Local Area Man Asked to For Comment About Local Area Man
Wednesday night reporters from 30 Days of Write were dispatched to the far ends of the internet in search of a story with the dry wit and sardonic prose of the Onion. Most failed to return from assignment due to breaking updates from a man claiming to drop a deuce after finishing the whole Bloomin' Onion at Outback, exchanging Passover jokes via email (Jesus was just hanging around and had nothing better to do than exchange a few yucks with the staff), or stalking their one true love from high school via Facebook (she really loves me, she just doesn't even know I am yet). Apparently there is also a lot of free porn out there as many chronic mastubators employed by 30DW quickly discovered. On the plus side, recent surging demand for alcohol-free lotion and Kleenex has boosted sales at local retailers.

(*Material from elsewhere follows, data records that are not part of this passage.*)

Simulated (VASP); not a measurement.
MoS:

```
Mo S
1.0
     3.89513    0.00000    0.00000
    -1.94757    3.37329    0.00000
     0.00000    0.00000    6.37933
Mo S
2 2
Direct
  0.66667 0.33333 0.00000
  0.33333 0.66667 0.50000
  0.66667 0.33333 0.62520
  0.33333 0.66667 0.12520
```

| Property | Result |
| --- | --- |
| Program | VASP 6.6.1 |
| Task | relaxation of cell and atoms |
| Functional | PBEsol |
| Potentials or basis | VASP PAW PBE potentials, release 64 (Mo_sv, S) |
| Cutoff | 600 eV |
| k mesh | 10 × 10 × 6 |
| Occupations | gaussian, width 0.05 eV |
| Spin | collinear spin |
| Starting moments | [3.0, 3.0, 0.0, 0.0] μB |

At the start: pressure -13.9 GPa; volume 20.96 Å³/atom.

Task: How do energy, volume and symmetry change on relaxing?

When asked for comment, a local area man said, "Oh, this is one of them damn meta-jokes you ritalin-addled, post-toasty assholes are so fond of, huh? Well it's not very fucking funny. You think just because half the stories on the Onion are about a 'local area man' doing something to annoy his friends that if you openly comment about that beaten-to-death trope, that it somehow constitutes a joke? Well, mister, I got news for you. Back in my day, a joke needed a punchline or at least a pink monkey puppet thing periodically shouting 'Zoom!' after ribbing members of the audience. Now you dumbasses have your 'irony' and your 'deadpan' and you think you're hot shit. Screw you, Conan O'Lamebrain! Jack Paar will always be the best host of the Tonigh Show. Ever."
The man then proceeded to rip off his clothes and shout "Owls are assholes!" as he ran down South Congress Avenue.